I don’t know about you, but I hate weaving in ends. If I can avoid doing it, I prefer to, so I love patterns where I can carry my yarn with me as I work rather than breaking it.
In my pattern, Star Trails, the colours can be carried throughout most of the work, with the contrast colour being carried through the whole shawl and never broken until the very end.
This is done in the kfbf stitch, which is used at the start of right side rows as the main increase.
So here’s a few instructions and some pictures to help explain how I use this technique.
How to carry the yarn
When knitting the kfbf stitch, start by knitting in the front of the stitch as usual without removing the stitch from the left needle. Insert the tip of the right needle into the back of the same stitch on the left needle as you usually would to work the second part of the stitch. You’re now at the point as per the photo below where you need to make a few slight adjustments to carry the yarn.
Take the colour you want to carry (in this case, the lighter colour yarn) and move it so that it is lying over the working yarn that you are using. I do this by lifting the yarn over from left to right so that it is on top of the working yarn. You can see how this looks in the photo below.
Knit into the back of the stitch as you usually would, again without removing the stitch from the left needle. The yarn that is being carried will be ‘caught’ in this stitch.
Now at this point, the yarn has been caught and you could finish off the kfbf stitch as per usual without any further work on yarn carrying. However, I found I could get a much neater finish with a few more simple steps.
Insert the needle into the front of the same stitch to work the last part of the kfbf stitch. Cross the colour being carried over your working yarn again, this time from right to left. This shown in the picture below.
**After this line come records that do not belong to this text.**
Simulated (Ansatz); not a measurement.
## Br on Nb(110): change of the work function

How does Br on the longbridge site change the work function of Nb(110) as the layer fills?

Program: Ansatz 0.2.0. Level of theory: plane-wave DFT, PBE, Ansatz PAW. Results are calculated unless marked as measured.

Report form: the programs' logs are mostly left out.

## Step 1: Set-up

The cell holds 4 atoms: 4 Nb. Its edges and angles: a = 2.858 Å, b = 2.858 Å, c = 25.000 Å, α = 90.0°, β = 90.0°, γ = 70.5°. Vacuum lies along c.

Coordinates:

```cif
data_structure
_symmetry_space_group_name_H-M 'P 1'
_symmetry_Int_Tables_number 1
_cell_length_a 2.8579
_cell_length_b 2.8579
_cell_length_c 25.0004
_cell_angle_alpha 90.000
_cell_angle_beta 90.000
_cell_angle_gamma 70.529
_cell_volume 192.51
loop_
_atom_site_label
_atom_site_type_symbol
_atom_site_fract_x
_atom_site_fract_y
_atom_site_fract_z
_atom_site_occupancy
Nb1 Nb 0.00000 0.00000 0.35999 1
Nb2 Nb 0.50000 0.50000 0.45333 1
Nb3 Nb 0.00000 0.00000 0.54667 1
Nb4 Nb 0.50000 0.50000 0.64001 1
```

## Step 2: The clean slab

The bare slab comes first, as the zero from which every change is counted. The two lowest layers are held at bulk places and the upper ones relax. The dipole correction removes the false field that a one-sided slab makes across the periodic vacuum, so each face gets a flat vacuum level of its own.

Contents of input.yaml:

Work the final stitch in the kfbf stitch as usual and lift the stitch off the left needle. After working the kfbf stitch, tug and stretch the edge (for Star Trails this is a selvedge) of the shawl where the yarn is being carried as you would when blocking. This ensures the yarn is being carried loosely enough that it will not affect the tension in the shawl and distort the shape while blocking.
I find that the stretching to ensure there is enough yarn being carried works best if repeated a couple of times. After working the kfbf stitch, I work a few more stitches along the row (five or six) and then stretch the increase edge of my work.
When I get to the point where I am switching the colour I work with (so, for example, I have been carrying the contrast colour up the side of my work and I am now about to start knitting with it again), I also repeat the stretching along the full area where the colour was being carried before I start working with that colour and again after working the first two or three stitches in that colour. Doing this doesn’t take long and it ensures that I have a nice edge to work with when blocking.
Things to watch out for when using this technique
In my pattern, the contrast colour yarn is carried throughout the whole shawl. But the main colour is broken before the lace panel and rejoined after the lace panel. Why did I do this?
Because I found that if I carried the yarn loosely enough that it didn’t distort the selvedge that it was slightly visible in some of the lace. Given the trade off between the wrong colour being visible (only just – I know this wouldn’t bother some knitters) and a tight edge, I decided that breaking the yarn was the best approach.
These results will vary depending on the pattern, yarn, knitting style and subjective taste of the knitter. But when using this technique, I think it’s best to observe closely – particularly before working with the yarn that’s being carried again – as you always have the choice to break it and rejoin if this technique isn’t suiting your taste.